A vital implementation of acceptance test-driven development includes at least two spoonfuls of wishful thinking. In the example at the Major International Airport Corp. we saw Tony implementing the tests without any previous knowledge about details of the parking cost calculator.
Instead, Tony applied wishful thinking in order to automate the examples that the team had identified in the workshop. Tony avoided considering the available user interface. Instead, he used the interface he wished he would have. The examples clearly stated that there are different durations to be considered for different parking costs. The entry and exit dates did not play a role when writing down the examples with the business expert. Tony didn’t clutter up his examples with these unnecessary details.
Instead of programming against a real user interface, abstract from the GUI to the business cases behind your examples. As Tony demonstrated, consider that you could have any interface for your tests. Dale Emery recommended writing your tests as if you already have the interface you wish you had. Use the most readable interface to automate your examples. If you hook your automation code to the application under test, you may find out that you have to write a lot of code to get the application automated. If you listen to your tests [FP09], you will find that your application needs a different interface—at least for your automated tests.
Wishful thinking is especially powerful if you can apply it before any code is written. At the time you start implementing your production code, you can discover the interface your application needs in order to be testable. In our example, we saw that Tony and Alex started their work in parallel. The interface that Alex designed is sufficient for the discussed examples, but the lack of input parking durations directly forces the need for more test automation code.
The translation between parking durations and entry and exit dates and times is simple in this example. You may have noticed that all the examples start on the same date. Most testers and programmers faced with these hard-coded values feel uneasy about it. While it takes little effort to generate parking duration on the fly while the tests execute, the amount and complexity of support code would rise. As a software developer, I would love to write unit tests for this complex code and drive the implementation of the support code using test-driven development.
The translation between durations, entry and exit dates and times is an early sign that something might be wrong. Maybe the user interface is wrong. But as a customer at an airport, I would probably like to input my departure and arrival dates and times. So, the user interface seems to be correct based on the goal of the potential customers.

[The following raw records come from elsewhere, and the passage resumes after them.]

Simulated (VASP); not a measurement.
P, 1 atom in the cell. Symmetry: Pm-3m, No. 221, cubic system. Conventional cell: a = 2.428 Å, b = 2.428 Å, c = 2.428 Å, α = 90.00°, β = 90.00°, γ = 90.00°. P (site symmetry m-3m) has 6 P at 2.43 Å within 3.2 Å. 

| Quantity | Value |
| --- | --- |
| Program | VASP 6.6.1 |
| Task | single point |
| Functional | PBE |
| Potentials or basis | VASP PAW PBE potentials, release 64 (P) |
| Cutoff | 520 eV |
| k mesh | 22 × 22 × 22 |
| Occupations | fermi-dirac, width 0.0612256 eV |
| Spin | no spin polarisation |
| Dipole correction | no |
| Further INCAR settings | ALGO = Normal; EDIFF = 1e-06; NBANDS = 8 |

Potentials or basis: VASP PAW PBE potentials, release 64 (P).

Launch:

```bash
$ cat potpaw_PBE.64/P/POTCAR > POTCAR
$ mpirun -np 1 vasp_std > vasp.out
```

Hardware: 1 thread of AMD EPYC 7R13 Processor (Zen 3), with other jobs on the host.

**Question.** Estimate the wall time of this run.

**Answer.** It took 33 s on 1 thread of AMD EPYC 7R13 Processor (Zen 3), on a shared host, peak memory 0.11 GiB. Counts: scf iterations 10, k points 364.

Another option could be that the tests point to a missing separation of concerns. Currently, the calculator calculates the parking duration first, and after that the parking costs. The cost calculation could be extracted from the code, so that it becomes testable separately without the need to drive the examples through the user interface.
In the end, your tests make suggestions for your interface design. This applies to unit tests as well as acceptance tests. When testers and programmers work in isolation, a more problematic interface for test automation can manifest itself than when both programmers and testers work together on that problem.